By: Samantha Congdon and Dale Sorcher

As the holidays near, many of us feel the pressure to be in good cheer. We hear a lot about gratitude during the holiday season, but why gratitude? “The word gratitude comes from the Latin word gratus, which means “thankful, pleasing,” states Heather Craig, author of “The Research on Gratitude and Its Links with Love and Happiness”.  In its simplest form, gratitude refers to a state of being grateful, or state of thankfulness and appreciation.  So, how can gratitude increase one’s overall sense of well-being?

Psychologists Dr. Robert A. Emmons and Dr. Michael E. McCullough have been examining gratitude and well-being. Harvard Health Publishing shares further details about one of the studies performed by Emmons and McCullough. In this study, participants were divided into three groups, and asked to write a few sentences each week. One group wrote about things they were grateful for, daily over a week. The second group wrote about daily irritations that occurred over the week. And lastly, the third group wrote about events that affected them, regardless of whether the events were positive or negative. After 10 weeks, the results concluded only participants in group one reported feeling more optimistic and better about their lives. Physical health was also reviewed during this study and, surprisingly, group one reported an increase in exercise and fewer visits to doctors’ offices in comparison to the other groups. Studies performed on gratitude support the association between gratitude and a feeling of well-being.

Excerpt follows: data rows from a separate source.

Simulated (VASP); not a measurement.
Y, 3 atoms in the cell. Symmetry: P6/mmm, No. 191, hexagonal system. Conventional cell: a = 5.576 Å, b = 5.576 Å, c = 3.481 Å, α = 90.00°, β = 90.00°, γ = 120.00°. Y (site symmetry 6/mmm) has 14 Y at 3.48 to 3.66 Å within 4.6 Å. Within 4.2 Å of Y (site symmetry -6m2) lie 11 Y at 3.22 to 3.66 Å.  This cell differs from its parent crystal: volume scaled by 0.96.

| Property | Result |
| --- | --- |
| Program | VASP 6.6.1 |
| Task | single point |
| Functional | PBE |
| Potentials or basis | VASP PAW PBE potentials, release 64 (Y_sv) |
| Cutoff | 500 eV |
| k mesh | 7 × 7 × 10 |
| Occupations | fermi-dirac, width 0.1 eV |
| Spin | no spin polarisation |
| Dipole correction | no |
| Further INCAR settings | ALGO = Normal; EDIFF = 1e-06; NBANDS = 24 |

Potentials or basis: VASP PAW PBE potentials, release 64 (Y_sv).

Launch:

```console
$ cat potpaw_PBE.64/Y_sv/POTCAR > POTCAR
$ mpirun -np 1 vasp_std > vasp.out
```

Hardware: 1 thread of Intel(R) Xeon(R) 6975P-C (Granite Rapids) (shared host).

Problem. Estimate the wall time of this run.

What would happen if you changed your perspective from focusing on what is going wrong to what is going right? In positive psychology, gratitude is the human way of acknowledging the good things in life we sometimes miss due to stress, depression, anxiety and other feelings. Gratitude can be a shared activity with family members as you sit around the table and note what you were grateful for that day, or privately by journaling three things you are thankful for. “The benefits are so powerful,” says Laurie Santos, professor at Yale University of The Science of Well-Being and Happiness. All it takes to practice gratitude is a little time and consistency.

However, gratitude is not innate or something we are born with.  According to David Sack, author of “From Entitled to Thankful: Raising Children with an Attitude of Gratitude”, it’s a behavior that can be learned. For children, when the concept of gratitude is taught and learned, it influences their choices going forward. From birth, children are visual learners.  When gratitude is modeled by the adults around them, they become sensitive to the feelings of others, begin to develop empathy and learn how to nurture relationships with others.

Modeling gratitude comes down to what we do and not what we say and is an ongoing process.  For younger children, ways to begin learning gratitude can include reflecting on their day at bedtime and emphasizing something that they enjoyed, having them contribute to family life through age-appropriate tasks in the house, and having them help with preparing food for a neighbor or family member. For older children, developing gratitude may include more advanced activities such as service involvements that help others such as volunteering at animal shelters and soup kitchens, becoming involved with other community organizations and volunteering as school tutors or assistant coaches.

Poet Robert Brault said it simply, “Enjoy the little things. For one day you may look back and realize they were the big things.”